[net.origins] The Ultimate Answer to Everything

hsf@hlexa.UUCP (Henry Friedman) (06/07/85)

(Reposted by popular demand. (Don't believe that.))

ME: You promised to give me the ULTIMATE ANSWER TO EVERYTHING if I learned
    to endure the flames of USENET.

META-WIZ: You don't look so hot, my son, but here's your answer (handing
          over an object).
          
ME: But this is just a small metal ball!

META-WIZ: It just looks like a small metal ball.  It's really a six-
          dimensional hypersphere.

ME: What's the sixth dimension?

META-WIZ: The sixth dimension is a hypertime with just one event: the
          instant where I gave you the ball.  Before that nothing existed
          because nobody knew about the ball.

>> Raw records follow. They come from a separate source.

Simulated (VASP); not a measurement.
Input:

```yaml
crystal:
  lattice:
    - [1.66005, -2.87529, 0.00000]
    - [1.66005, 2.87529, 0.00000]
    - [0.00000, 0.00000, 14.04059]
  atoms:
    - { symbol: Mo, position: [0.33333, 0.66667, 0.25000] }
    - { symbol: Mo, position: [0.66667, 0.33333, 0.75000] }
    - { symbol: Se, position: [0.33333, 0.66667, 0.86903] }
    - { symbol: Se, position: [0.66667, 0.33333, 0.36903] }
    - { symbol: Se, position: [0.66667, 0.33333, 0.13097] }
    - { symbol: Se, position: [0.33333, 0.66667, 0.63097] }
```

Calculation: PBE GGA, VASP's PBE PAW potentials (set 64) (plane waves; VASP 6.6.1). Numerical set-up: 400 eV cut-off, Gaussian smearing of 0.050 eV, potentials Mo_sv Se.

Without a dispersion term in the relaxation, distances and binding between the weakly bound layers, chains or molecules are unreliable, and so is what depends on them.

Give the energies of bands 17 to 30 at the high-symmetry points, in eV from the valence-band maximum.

ME: YOU knew about the ball.

META-WIZ: But I'm the META-WIZ.  I don't count.  You have to use a little
          imagination, my son.

ME: What are the other five dimensions?

META-WIZ: Well, think of the ball as being composed of tiny circles.  Each
          circle represents the three dimensions of space of the universe.
          Stack up some circles to make a cylinder that goes right through
          the middle of the ball, and you have the fourth dimension: time.
          One such cylinder represents our universe from the big bang until
          the end of time.

ME: That makes four dimensions inside the hyperball.  What's the fifth?

META-WIZ: The set of the infinity of possible cylinders.  That would be
          the set of all possibilities throughout time of our universe
          and all possible universes.

ME: Sounds reasonable as far as it goes.  What happens along any one of
    the cylinders?

META-WIZ: The big bang; entropy increases from min to maximum; time seems to
          flow; complex structures evolve; information is created and preserved;
          and finally, everything is destroyed.

ME: And one of those "complex structures" carrying information is a person,
    right?  (rubbing the ball)

META-WIZ: Now you're catching on, but don't rub that ball so hard?

ME: Why?

META-WIZ: Well, remember that the surface of the sphere represents all
          possible beginnings and endings of time.  You could really
          screw things up!

ME: Look, if your little ball really has all the answers, answer this one
    for me.  Who's right, the creationists or the evolutionists?

META-WIZ: They're both right.

ME: Your mean I've gone through all this just to get that kind of dumb
    cop-out?

META-WIZ: It's not a cop-out.  You see, my son, it's all a matter of point
          of view.  The creationist sees things from the viewpoint of the
          sixth dimension.  There everything  was created in a flash, at
          the instant I gave you the ball--all of space and time.
          The evolutionist sees things from the viewpoint of the fifth
          or fourth dimension.  There everything  is seen to evolve
          in time, from causal and probabilistic processes.  Of course
          creationists don't really believe all of time was created in
          a flash, but it's close enough.

ME: Thanks, WIZ. This has really been better than I expected. But I've
    got to run now.

META-WIZ: What's the hurry, my son?

ME: I've got to log onto the net to see whether you've just poophed away
    net.origins.

--Henry Friedman  (note: Please don't  carry on any further discussion of
                         creationism in response, unless you pooph
                         back net.origins and do it there.)
  Flames welcome: my mailbox has been empty lately!